Parashat Masei begins with a list of Benei Yisrael’s forty-two journeys during the forty years from the Exodus until their final encampment before crossing into the Land of Israel. The Torah painstakingly lists all the stations where Benei Yisrael encamped along their route to Eretz Yisrael, and different explanations have been offered for why the Torah found it necessary to list these stations. Rashi, citing Rabbi Moshe Ha-darshan, explains by showing that twenty-two of the forty-two journeys occurred in the first and last years of this forty-year period. This means that in the interim thirty-eight years, after God decreed in response to the sin of the spies that Benei Yisrael would remain in the desert for a total of forty years, they journeyed only twenty times. This list was presented, then, to demonstrate that although God severely punished Benei Yisrael, and had them remain in the desert, He did not force them to constantly move about, and they experienced relative stability during this period.
Malbim offers a different explanation, noting that the Torah introduces this section by stating, “These are the journeys of the Israelites who left the land of Egypt…” (33:1). Rather than describe this list as a list of stages undertaken en route to Benei Yisrael’s destination – the Land of Israel – it instead speaks of these journeys as the stages of Benei Yisrael’s departure from Egypt. Malbim explains that these journeys marked the stages of not only Benei Yisrael’s geographic progression, but, more importantly, the profound spiritual process which they underwent. They needed a lengthy period of transformation, in order to successfully dissociate themselves from the pagan beliefs and culture which they had absorbed over the course of the centuries they spent in Egypt. The forty-two stations are significant, according to Malbim, not as simply geographic landmarks, but rather in emphasizing the numerous stages that were needed for Benei Yisrael to rid themselves of the ideas and behaviors which they had taken with them from Egypt.

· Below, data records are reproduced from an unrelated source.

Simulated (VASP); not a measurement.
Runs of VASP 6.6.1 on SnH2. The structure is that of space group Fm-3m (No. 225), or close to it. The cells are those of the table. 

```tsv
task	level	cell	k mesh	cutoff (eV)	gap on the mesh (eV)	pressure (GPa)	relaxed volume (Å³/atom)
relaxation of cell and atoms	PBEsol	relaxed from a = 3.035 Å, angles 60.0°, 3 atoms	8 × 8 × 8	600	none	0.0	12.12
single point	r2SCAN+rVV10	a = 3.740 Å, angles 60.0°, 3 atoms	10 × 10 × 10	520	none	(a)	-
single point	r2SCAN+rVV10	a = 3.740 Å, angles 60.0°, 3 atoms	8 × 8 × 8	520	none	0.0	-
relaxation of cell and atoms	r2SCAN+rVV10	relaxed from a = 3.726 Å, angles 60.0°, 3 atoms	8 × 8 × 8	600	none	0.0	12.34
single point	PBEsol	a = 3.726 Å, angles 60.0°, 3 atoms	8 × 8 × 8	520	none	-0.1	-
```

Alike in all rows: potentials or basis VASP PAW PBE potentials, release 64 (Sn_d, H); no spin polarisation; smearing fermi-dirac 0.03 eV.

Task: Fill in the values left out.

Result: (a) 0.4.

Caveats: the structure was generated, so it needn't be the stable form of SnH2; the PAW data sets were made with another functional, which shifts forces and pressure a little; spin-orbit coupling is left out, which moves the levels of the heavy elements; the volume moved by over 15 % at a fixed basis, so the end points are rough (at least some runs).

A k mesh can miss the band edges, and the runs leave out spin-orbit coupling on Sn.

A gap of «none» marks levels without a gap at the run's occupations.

According to Malbim, then, the Torah presented this list to instruct that change requires a lengthy, difficult process. We cannot expect ourselves, or others, to rid ourselves of our faults and vices overnight, or even in a day, week or month. Change happens little by little, with occasional setbacks along the way, just as Benei Yisrael’s progression was not without numerous obstacles and failures. We must focus on trying to becoming just a bit better each day, realizing that the process of “leaving Egypt” is a lengthy, difficult, complex process that takes time, patience, strength and resolve to complete.